A fresh voice for Franklin schools
Published 10:37 am Saturday, October 6, 2012
The latest Scholastic Aptitude Test scores reinforce what we’ve said in this space before: A motivated kid with involved parents can get as good a public education in Franklin as anywhere in the region.
Franklin Public Schools, under intense and warranted scrutiny for poor pass rates on Standards of Learning tests, fare much better against their peers when only the best and brightest students are tested.
Franklin High students made an average score of 1,254 this year on the SAT, a college-entrance exam taken only by students who are considering attending college. That’s a higher average score than Southampton High’s 1,237 and not far behind Windsor High’s average score of 1,393.

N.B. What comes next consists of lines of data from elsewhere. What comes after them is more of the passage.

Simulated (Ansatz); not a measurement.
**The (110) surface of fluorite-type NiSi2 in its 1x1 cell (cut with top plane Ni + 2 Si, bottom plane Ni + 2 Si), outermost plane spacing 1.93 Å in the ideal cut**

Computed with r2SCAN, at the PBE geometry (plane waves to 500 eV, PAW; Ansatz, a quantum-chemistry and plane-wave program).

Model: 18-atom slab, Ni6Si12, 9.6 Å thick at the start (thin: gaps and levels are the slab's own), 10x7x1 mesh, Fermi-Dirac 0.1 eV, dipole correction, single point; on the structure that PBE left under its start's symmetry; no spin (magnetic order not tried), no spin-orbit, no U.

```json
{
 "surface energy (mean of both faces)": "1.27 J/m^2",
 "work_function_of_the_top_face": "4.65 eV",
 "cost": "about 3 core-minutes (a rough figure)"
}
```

When the entire student body is tested, as is the case with SOLs, Franklin doesn’t fare nearly as well.
Travis Felts, the impressive new principal of Franklin High School, is quick to identify the reason: a staggeringly high percentage of students who come from low-income homes.
A whopping 76 percent of Franklin Public Schools students qualify for free or reduced-price lunches under federal family income guidelines, Felts told Franklin Rotary Club members Friday. By comparison, 33 percent of Isle of Wight County students and 45 percent of Southampton County students qualify for free or reduced lunches.
Any comparison of SOL scores should start with an acknowledgement of the tough demographic hand that Franklin schools have been dealt, Felts believes.
He’s right, of course, but the people whose opinions truly matter — parents of young school-age children — don’t care much about the reasons for Franklin’s deficiencies. They just know this indisputable fact: Franklin is the only public school division in Virginia that does not have a single school fully accredited by the state Department of Education. Not one.
And while Franklin serves more poor kids than the neighboring divisions to which it is most often compared, it is not the only Virginia school division burdened by poverty. The percentage of students getting free and reduced luncheons is north of 75 percent in Brunswick County, Hopewell, King & Queen County, Petersburg and Sussex County, all of which have at least one fully accredited school.
To borrow from the modern vernacular, Franklin’s impoverished population is what it is.
To Felts’ credit, he doesn’t belabor the point. Nor is he ready to throw in the towel on public education in Franklin.
Quite the opposite.
“We want to be the reason people move to the City of Franklin,” Felts told Rotarians, “not the reason they think twice about coming here.”
Felts himself is reason for optimism. Refreshingly, he is personally invested in Franklin. He is an FHS graduate and sends his own three kids to Franklin Public Schools. He does not commute from an hour away, like many Franklin administrators have done in recent years. He is not using Franklin as a stepping stone. Rather, being principal of FHS is his “dream job.”
He doesn’t sugarcoat the problems in Franklin schools. He celebrates and touts their successes, as he should.
He engages stakeholders, rather than resist their input and constructive criticism.
“This is a community issue,” he said of public education, which is to say that we — the children, parents, taxpayers, educators, administrators and business owners of Franklin — are all in this together.